To perform weighted sampling, use lwis from Control.Monad.Bayes.Inference.Lazy.WIS as in lwis 10 example. This takes 10 weighted samples, and produces an infinite stream of samples, regarding those 10 as an empirical distribution.

LazyPPL's mh implementation is also available.

Markov Chain Monte Carlo¶

There are several versions of metropolis hastings MCMC defined in monad-bayes. The standard version is found in Control.Monad.Bayes.Inference.MCMC. You can use it as follows:

(sampler . mcmc (MCMCConfig {
  numMCMCSteps = 10, 
  numBurnIn = 5, 
  proposal = SingleSiteMH})) :: Traced (Weighted SamplerIO) a -> IO [a]

As you can see, mcmc takes a MCMCConfig object, which is where you specify the number of steps in the MCMC chain, and the number of burn in steps. SingleSiteMH refers to the proposal used in the chain.

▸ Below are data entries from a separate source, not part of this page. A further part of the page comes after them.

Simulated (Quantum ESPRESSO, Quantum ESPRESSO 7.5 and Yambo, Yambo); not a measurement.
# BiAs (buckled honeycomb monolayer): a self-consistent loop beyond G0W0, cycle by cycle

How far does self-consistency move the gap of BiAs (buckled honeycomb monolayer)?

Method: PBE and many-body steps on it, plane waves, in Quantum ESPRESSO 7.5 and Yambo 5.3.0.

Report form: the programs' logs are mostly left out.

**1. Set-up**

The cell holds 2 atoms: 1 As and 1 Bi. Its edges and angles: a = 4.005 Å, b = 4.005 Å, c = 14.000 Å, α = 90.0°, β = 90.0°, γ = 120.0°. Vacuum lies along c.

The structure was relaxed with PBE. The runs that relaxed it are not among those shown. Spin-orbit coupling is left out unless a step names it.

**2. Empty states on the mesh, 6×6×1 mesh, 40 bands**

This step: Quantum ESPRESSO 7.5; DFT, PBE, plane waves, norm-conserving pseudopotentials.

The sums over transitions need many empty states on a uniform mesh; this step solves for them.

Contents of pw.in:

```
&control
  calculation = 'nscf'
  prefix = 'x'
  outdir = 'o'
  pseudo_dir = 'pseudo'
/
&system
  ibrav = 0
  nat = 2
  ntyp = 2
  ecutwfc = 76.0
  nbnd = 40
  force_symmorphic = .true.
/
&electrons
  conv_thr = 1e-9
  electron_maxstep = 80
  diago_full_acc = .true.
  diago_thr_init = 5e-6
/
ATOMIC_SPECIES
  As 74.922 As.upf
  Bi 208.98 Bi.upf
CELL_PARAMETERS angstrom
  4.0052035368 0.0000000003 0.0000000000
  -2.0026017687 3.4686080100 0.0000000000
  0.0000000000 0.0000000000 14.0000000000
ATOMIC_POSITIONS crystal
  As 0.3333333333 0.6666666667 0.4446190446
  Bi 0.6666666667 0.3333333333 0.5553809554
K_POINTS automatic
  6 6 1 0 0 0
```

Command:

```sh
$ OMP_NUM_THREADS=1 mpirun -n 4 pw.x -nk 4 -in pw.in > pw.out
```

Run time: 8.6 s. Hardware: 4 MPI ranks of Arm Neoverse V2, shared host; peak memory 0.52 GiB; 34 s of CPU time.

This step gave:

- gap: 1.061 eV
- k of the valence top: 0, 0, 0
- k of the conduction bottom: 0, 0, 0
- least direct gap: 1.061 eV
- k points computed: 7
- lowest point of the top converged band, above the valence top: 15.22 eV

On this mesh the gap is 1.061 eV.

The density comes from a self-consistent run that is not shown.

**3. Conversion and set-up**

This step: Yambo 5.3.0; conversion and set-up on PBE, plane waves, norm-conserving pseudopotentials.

Traced (Weighted SamplerIO) is an instance of MonadMeasure, so we can apply this to any distribution. For instance:

example :: MonadMeasure m => m Bool
example = do
  x <- bernoulli 0.5
  condition x
  return x

Then

run :: IO [Bool]
run = (sampler . mcmc (MCMCConfig {
  numMCMCSteps = 10, 
  numBurnIn = 5, 
  proposal = SingleSiteMH})) example

produces \(5\) unbiased samples from the posterior, by using single-site trace MCMC with the Metropolis-Hastings (MH) method. This means that the random walk is over execution traces of the probabilistic program, and the proposal distribution modifies a single random variable as a time, and then uses MH for the accept-reject criterion. For example, from the above you'd get:

[True,True,True,True,True]

The final element of the chain is the head of the list, so you can drop samples from the end of the list for burn-in.

Streaming MCMC¶

You can also run MCMC using mcmcP. This creates an infinite chain, expressed as a stream or using the corresponding type from the pipes library, a Producer. This is a very natural representation of a random walk in Haskell.

You can run this with a terminal user interface (TUI) by doing e.g.

tui 0 random noVisual

Sequential Monte Carlo (Particle Filtering)¶

Run SMC with two resampling steps and two particles as follows, given a model m:

output = 
  sampler $ 
  population $ 
  smc (SMCConfig 
    {numSteps = 2, 
    numParticles = 2, 
    resampler = resampleMultinomial} )
  m

Interoperating with other Haskell code¶

Probabilistic programs in monad-bayes are Haskell programs. This contrasts to many probabilistic programming languages, which are deeply embedded and cannot smoothly interact with their host language.

For example, we can use ordinary monadic combinators, as in:

example = do
  x <- bernoulli 0.5
  when x (score 0.8)
  return x

or

example = whileM (bernoulli 0.99) (normal 0 1)

You may write distributions over artibrary types. For example, rather than drawing a sample from a distribution and then using the sample to construct a histogram or a plot, you can directly define a distribution over histograms or plots, and sample from that.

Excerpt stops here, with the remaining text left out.